On 5/14/12 10:47 AM, Mounir Lamouri wrote:
I don't think we can justify the choice of one app per origin just
because it's how browsers work nowadays regarding security and
permissions. This is an implementation detail and we shouldn't write
specs based on implementation details. And that might be true only for
some browsers and not for others.

Agree wholeheartedly!

In addition, how permissions are currently handled already have serious
limitations which would make the app security model hard to implement if
we stick to a simple origin definition. For example, if I go to
foo.example.com from APP1 (because APP1 is from that origin or because
I'm browsing that website from that app) and then I go to
foo.example.com from APP2, should permissions given when I was using
APP1 given to APP2? I don't think we should. Concretely that means that
a website accessed from it's dedicated app and the same website browsed
from a browser app would have the same permissions or that a website
browsed from browser foo and the same website browsed from browser bar
would also have the same permissions.

I don't understand this scenario fully, permissions given to an app are tied to its origin and cannot be extended to any other domain, irrespective of whether that domain was accessed via the app (an iframe or something else). We do not allow an app to navigate outside its origin at the top-level window.

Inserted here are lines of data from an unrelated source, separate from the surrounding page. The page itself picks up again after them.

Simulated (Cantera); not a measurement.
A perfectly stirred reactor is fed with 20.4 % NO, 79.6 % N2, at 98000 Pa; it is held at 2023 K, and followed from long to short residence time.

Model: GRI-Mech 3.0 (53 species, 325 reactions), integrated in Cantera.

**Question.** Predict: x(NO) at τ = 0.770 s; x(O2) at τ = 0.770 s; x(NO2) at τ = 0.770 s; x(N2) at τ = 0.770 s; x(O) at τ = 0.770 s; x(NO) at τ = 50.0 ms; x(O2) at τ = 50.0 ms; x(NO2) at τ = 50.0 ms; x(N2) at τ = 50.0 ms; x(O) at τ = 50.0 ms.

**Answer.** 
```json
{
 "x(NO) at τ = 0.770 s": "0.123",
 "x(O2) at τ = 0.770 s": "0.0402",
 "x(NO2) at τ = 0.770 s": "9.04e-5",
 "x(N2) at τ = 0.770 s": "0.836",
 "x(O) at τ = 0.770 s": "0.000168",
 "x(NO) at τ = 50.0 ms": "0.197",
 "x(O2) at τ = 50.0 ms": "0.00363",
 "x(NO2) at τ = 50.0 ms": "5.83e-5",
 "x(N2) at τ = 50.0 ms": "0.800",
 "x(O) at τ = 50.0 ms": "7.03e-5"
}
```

IMO, the manifest URL should be the unique identifier for an application
so we should not restricts applications per origin and the security
model should consider that permissions where given to a specific origin
inside a specific application.

I'm not sure how this would work. Not only do we have to isolate API permissions between two apps from the same domain, but also other things like cookie jars, localStorage, indexedDB, XHR, and so on.

How will you enforce App1 from being unable to XHR to App2 even though they're both from the same domain? In particular, how do you know what pages from a given domain belong to which app? One possibility is to allow suffixes: (example.org/app1, example.org/app2), but the manifest URL by itself is insufficient.